View Post [edit]
Poster: | Branko Collin | Date: | Sep 27, 2007 6:30am |
Forum: | texts | Subject: | Re: API? |
re: ISBN: in February this year the vast majority of books in the Toronto and Americana collections were published before 1920. ISBN is from 1966. You do the math.
re: scraping. A quick look through the FAQ does not teach me how TIA would prefer you to minimize traffic. However, the fact that they discuss wget and that they offer RSS feeds of the most recent items would suggest that scraping is indeed the way to go. (If that means what I think it means.)

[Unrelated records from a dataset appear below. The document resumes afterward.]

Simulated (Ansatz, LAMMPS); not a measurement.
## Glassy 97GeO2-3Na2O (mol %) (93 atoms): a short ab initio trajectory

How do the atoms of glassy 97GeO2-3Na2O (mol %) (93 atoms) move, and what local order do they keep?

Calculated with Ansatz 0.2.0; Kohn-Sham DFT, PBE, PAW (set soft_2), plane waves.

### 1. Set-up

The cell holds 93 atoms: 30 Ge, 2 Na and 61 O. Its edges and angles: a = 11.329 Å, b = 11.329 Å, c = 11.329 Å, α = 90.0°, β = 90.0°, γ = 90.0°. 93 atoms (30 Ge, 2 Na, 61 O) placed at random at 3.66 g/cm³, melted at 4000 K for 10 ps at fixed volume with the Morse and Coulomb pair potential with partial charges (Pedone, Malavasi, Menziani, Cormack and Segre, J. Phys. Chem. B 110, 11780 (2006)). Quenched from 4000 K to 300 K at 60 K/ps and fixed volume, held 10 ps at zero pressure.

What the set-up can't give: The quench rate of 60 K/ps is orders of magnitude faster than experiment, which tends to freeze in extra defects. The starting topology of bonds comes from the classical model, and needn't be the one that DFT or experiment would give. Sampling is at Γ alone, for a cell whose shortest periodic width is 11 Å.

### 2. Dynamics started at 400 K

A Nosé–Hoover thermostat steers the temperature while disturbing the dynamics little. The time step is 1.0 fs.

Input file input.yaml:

I am not 100% sure about this, but it would seem that all items get a unique identifier. The item can then be found at http://www.archive.org/details/identifier.
Reply [edit]
Poster: | jrochkind | Date: | Oct 17, 2007 5:47am |
Forum: | texts | Subject: | Re: API? |
Reply [edit]
Poster: | EmilPer | Date: | Oct 19, 2007 11:57pm |
Forum: | texts | Subject: | Re: API? |
There is a sort of API for searching: the search uses Lucene, so the rules for building the query string are in the open, and the results page is easy to parse.
Once you have identified the strings that identify uniquely an item, it's very easy to get the xml with the list of files and after that the full text or the page images: see http://www.archive.org/about/faqs.php#140 .
Reply [edit]
Poster: | AnnaN | Date: | May 13, 2009 10:30am |
Forum: | texts | Subject: | Re: API? |
http://www.archive.org/help/
Reply [edit]
Poster: | EmilPer | Date: | May 13, 2009 10:46am |
Forum: | texts | Subject: | Re: API? |
Was there any change in TOS, too ? To say what can and what cannot be done with the books in the archive ?
Reply [edit]
Poster: | marcus lucero | Date: | Oct 12, 2007 5:11pm |
Forum: | texts | Subject: | Re: API? |
http://www.archive.org/details/itemid
(e.g. http://www.archive.org/details/mindcure00larsrich which will always stay the same and never be replaced by other files)
Others have 'scrapped" our database from outside but have never really shared their techniques.
Marcus
Reply [edit]
Poster: | EmilPer | Date: | Oct 20, 2007 12:51am |
Forum: | texts | Subject: | Re: API? |
This could be because it's not that difficult to scrap the public domain books archive, and in consequence there is not much code or technique to share.
It could also be because Archive.org does not say clearly what they allow and what they do not allow. For example, Project Gutenberg says clearly what can be done with their content, so there are many PG readers out there that read their text databases, process the book text, split it into pages, reformat etc. Archive.org does not, or not in a place that's easy to find, state what can be done and what cannot be done with the texts they host.
"Access to the Archive’s Collections is provided at no cost to you and is granted for scholarship and research purposes only." is very ambiguous. Would anyone spend a few hundred man-hours to write code to search, download marc/dc/meta files, get the fulltext files, index the text, cross reference it, identify correlations, generate new searches etc. and then share the code only to find out that "no, that's not allowed" ? Most likely s/he would leach as much as possible, share the code that does only the leaching, and then claim s/he is writing a better spelling checker and needs raw data.
Ambiguous "Terms of Use" and " questions or comments regarding these terms ... at info@archive.org" means "don't bother unless you can afford to pay a lawyer full time".